RELIGIOUS INTOLERANCE: THE BURDEN OF THE CROSS
AINA Assyrian International News Agency
Dec 25 2014
The Guardian
Posted 2014-12-26 00:32 GMT
Photographs of slain Iraqi priests are seen during a mass at Our Lady
of Salvation church in Baghdad, Iraq in November 2010 (photo: Khalid
Mohammed/AP).The invasion of Iraq in 2003 and its aftermath can be
seen in hindsight as the greatest catastrophe to strike the ancient
Christian communities of the Middle East since the Mongol invasions.
In some ways it was worse. The Mongol invasions had as a side effect
the postponement for about 50 years of the collapse of the Crusader
kingdoms. The invasion of Iraq contributed nothing to the safety of
any Christian community anywhere.
The hideous convulsions that followed have been dreadful for everyone
in the region, but nobody has suffered more than the Christians,
persecuted alike in Sunni and Shia states. In the nations that are not
at war, they are tolerated but oppressed; in the Gulf, most Christians
are servants, abominably treated. Their religion must be practised in
secret, with converts threatened with death. In Iran, a missionary or
a pastor is hanged from time to time as an exercise in public morality.
In the states where war rages, every man's hand is against them. The
Christian population of Iraq was more than a million in 2003. Now it
is less than a third of that size, with perhaps half that number in
Kurdistan, which is functionally independent of the Shia government
anyway. They are not coming back. Nor can they feel safe in Kurdistan.
It was Sunni Kurds who did much of the killing in Turkey's attempted
genocide of the Armenian Christians 100 years ago, and both sides
remember this.
In Syria, a brutal sectarian insurgency drives some Christians to
support the ruthless Assad regime. In Egypt, the already vulnerable
Coptic Christians, who lived there for 600 years before the Muslims
arrived, had a dreadful Arab spring under the Islamist regime of
President Mohamed Morsi and, after the counter-revolutionary coup,
continue to be persecuted, both inside and outside the law. Even
Israel, which presents itself as a beacon of religious liberty,
is a dreadful place to live for Christian Arabs, caught between an
occupying army in the West Bank and Muslim fundamentalism in Gaza.

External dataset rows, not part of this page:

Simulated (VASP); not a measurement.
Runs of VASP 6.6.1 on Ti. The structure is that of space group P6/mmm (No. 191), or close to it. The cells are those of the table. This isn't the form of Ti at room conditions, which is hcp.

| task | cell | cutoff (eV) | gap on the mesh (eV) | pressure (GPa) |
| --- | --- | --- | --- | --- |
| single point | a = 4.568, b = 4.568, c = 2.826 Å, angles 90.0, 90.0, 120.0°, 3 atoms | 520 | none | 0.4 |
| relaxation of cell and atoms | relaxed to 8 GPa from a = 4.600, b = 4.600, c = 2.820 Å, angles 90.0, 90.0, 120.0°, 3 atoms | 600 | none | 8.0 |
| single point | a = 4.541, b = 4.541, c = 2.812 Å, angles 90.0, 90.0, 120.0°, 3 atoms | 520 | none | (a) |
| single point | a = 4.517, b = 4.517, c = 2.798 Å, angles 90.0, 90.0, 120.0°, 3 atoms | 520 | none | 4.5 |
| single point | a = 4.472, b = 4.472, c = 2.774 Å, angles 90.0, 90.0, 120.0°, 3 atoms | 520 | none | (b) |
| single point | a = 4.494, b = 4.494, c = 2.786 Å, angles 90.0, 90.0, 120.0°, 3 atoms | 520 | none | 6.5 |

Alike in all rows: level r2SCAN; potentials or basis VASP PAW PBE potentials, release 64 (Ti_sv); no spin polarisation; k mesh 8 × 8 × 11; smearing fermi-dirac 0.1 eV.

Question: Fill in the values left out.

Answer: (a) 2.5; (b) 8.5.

Further east, in Pakistan, a corrupt government fails to challenge
deep prejudice that leaves Christians vulnerable to judicial murder
under the blasphemy laws, as well as to the lynchings and pogroms to
which the authorities turn an understanding eye. Those rare politicians
brave enough to speak up for toleration can be assassinated, sometimes
by their own bodyguards.
Across a wide belt of sub-Saharan Africa, but especially in Nigeria,
northern Kenya and the Central African Republic, there are simmering
wars between Muslim and Christian ethnic groups. In some cases, in
the Democratic Republic of the Congo and in South Sudan, Christian
armies fight merciless civil wars against each other and civilian
populations. It isn't just a simple story of Muslims persecuting
Christians. In China and in North Korea, atheist governments are
persecuting Christians; in Russia, an Orthodox Christian regime treats
Catholics with suspicion and Protestants with brutality. In India,
state governments have indulged the persecution of Christians under
the ludicrous pretext that they are stamping out proselytism.
Nonetheless, the problem of Christian persecution is most pronounced
in Islamic societies, and especially in places where oil riches are
inflaming prejudice. Of course, Muslims in Europe or North America
confront intolerance too, but it would be silly to deny that the
situation of Christians in the Middle East is very much worse.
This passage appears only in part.